Changes to corporate filing requirements

Print publication


Changes to filing requirements
The Small Business, Enterprise and Employment Bill (the Bill), which the Government anticipates will become law before next May, will introduce changes to a company’s filing requirements.

Annual confirmation statement
The Bill will remove the requirement to file an annual return; instead, all companies will be required to deliver to Companies House a confirmation statement stating that the company has delivered all the information it was required to provide in the period to which the confirmation statement relates. The confirmation statement must be provided before the end of the relevant review period, which will be the 12 months from incorporation and every 12 months thereafter.

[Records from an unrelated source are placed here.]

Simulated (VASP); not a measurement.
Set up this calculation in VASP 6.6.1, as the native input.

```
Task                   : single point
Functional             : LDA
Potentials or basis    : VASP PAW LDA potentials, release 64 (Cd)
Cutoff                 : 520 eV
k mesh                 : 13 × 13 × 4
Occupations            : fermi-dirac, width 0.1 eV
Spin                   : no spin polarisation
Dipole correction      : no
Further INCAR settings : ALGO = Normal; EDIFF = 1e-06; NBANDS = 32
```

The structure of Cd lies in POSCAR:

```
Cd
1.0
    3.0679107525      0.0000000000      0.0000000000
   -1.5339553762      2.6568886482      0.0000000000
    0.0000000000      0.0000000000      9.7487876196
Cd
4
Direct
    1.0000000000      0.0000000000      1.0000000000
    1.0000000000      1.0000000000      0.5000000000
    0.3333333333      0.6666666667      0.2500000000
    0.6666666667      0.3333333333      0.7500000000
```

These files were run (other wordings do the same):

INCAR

The duties to deliver information that are the subject of the confirmation statement include: (i) details of change of registered address; (ii) details of company registers relating to directors, secretaries and persons with significant control (PSCs); (iii) any obligations that arise as a result of a decision by the company to keep any of its registers on the central register; and (iv) details of where a company keeps company records if it uses a single alternative inspection location (SAIL).

When providing a confirmation statement the company will have to provide (i) any notice of change in the company’s principal business activities; (ii) a statement of capital (if there is share capital), unless there has been no change since the last statement was delivered; (iii) a statement as to whether any of the company’s shares were admitted to trading and whether the company is subject to DTR5 of the Disclosure and Transparency Rules (which includes AIM as well as Main Market companies); and (iv) certain information regarding shareholders, depending on the type of company.

Statements of capital
The Bill amends the existing requirements relating to the delivery of a statement of capital, removing the requirement for companies to include the amount paid up and unpaid on each share. Instead, companies will have to specify the aggregate amount unpaid on the total number of shares.

Maintenance of company registers
Private companies will have the option of keeping information that must currently be stored on the register of members, of directors, of directors’ residential addresses and of secretaries, on the public register maintained by the Registrar of Companies, thereby dispensing with the requirement to maintain those registers separately.

Directors’ consent to act
The Bill will also remove the requirement for a newly appointed director to provide a consent to act, and instead the company will be obliged to make a statement that the appointee has consented to act. The Registrar of Companies is also subject to a new duty to notify newly appointed directors, as soon as reasonably practicable after their appointment is registered, of their role and duties as a director.

Directors’ disqualification
The Bill will empower the Secretary of State to apply to the court for a disqualification order on the grounds that a director has been convicted of certain offences overseas. These include offences committed outside Great Britain which correspond to indictable offences under the law of England and Wales (or Scotland) in connection with (i) the promotion, formation, management, liquidation or striking off or a company (or any similar procedure); and the receivership of a company’s property or a person being an administrative receiver of a company (or a similar position).

The Secretary of State will also be empowered to accept a disqualification undertaking from a person instead of applying or proceeding with an application for a disqualification order on this new ground.

The matters that the court must take into account when determining whether a person should be disqualified will be expanded, and will include enabling the court to take conduct in relation to overseas companies into account when considering a disqualification application in relation to the conduct of a director of an insolvent company. The court may also consider (i) the extent to which the person was responsible for the causes of any material contravention by a company of any applicable requirement; (ii) the extent to which a person was responsible for the causes of a company’s insolvency; and (iii) the nature and extent of any actual or potential loss or harm caused by the person’s conduct in relation to the company.

WM comment
The replacement of the requirement to file an annual return with a confirmation statement should make life a little easier for hard-pressed company secretaries. The same is true of the (modest) changes to the completion of statements of capital, which practitioners and company secretaries alike can find troublesome to complete, in particular in the case of large public companies.